This is my symphony

What I read & what I lived …

Girl From Venice
Martin Cruz Smith
Simon & Schuster

I’ve said it before–I’m a reading snob. No chick lit. No crime. No mysteries. Except when I read Lawyer For the Dog, Girl on the Train, or a girl from veniceFlavia De Luce mystery. And it goes without saying I’m not enticed by bestsellers–but then a title will make me so darn curious I must read it, like Sycamore Row did. So of course I’d never read “the master of the international thriller” Martin Cruz Smith, he of Gorky Park fame. Right?

Wrong. I guess I’m nothing if not inconsistent!

The time: World War II; the place: Venice. A humble fisherman, Cenzo, drags in the dead body of a young woman, the same night his boat is intercepted by a German gunboat. Except the mysterious girl Guilia is not so dead after all–turns out she’s a Jew running from the Nazis. Her life has been far-removed from Innocenzo Vianell0’s. While he’s been casting nets from his boat Fatima, she’s been lounging in a cabana on the Lido. Cenzo spends his evenings drinking grappa and playing cards with friends, while she’s dined at the Excelsior Hotel and played the casinos. Their lives were worlds apart.

And yet, Cenzo, who up until this point has been adamant about steering clear of all things political–a hard thing to do in the middle of a world war–is drawn to help the beautiful young woman he rescues. For a time he hides her in plain sight, teaching her to fish, and eventually finds a way to smuggle her to safety. When he doesn’t get word from her, Cenzo begins to wonder if she is in danger.
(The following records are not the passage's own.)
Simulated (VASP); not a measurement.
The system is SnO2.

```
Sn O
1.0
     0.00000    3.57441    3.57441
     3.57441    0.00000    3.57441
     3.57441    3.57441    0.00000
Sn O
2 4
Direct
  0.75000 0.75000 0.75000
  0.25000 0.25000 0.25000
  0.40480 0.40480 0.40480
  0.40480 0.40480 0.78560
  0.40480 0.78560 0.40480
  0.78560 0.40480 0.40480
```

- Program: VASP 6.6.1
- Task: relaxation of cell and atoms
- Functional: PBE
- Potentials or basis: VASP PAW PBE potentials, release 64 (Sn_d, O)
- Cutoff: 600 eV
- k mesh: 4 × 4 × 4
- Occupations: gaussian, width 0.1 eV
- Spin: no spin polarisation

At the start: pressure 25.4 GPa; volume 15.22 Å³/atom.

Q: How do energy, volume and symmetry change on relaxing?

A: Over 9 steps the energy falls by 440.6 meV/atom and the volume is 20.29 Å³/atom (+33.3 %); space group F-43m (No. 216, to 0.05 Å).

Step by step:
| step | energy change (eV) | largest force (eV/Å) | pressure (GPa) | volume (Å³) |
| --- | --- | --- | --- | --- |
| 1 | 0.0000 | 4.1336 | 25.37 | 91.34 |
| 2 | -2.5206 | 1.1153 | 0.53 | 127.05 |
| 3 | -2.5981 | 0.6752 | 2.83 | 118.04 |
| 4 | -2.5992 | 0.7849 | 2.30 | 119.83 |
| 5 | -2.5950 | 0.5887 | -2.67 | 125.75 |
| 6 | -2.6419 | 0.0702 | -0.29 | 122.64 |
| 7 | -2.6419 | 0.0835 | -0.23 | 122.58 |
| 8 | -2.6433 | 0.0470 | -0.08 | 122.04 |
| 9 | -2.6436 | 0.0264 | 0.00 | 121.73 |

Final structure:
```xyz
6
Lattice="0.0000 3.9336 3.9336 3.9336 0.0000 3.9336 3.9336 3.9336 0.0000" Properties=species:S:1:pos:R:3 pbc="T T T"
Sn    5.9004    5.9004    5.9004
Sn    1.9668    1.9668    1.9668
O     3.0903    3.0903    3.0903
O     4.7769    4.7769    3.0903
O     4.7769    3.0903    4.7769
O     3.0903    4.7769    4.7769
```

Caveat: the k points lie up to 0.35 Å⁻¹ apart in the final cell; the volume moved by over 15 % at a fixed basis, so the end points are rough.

Complicating matters is the arrival of his brother Giorgio Vianello, a famous Italian movie star who makes propaganda films for Mussolini. Giorgio might very well be working with the Germans … or could he be working for the partisans? There’s bad blood between the brothers and Giorgio starts sniffing into Cenzo’s business, sensing there’s something not right with his story about the “young boy” he took on as crew.

The story has more than a few chase scenes, a stolen airplane, gold ingots, and movie stars. Throw in a love story and a family secret, and you’ve got a fast-paced story that has made-for-movie written all over it. The Girl From Venice is a war-novel-love-story-family-drama type of read that will appeal to many. It did me.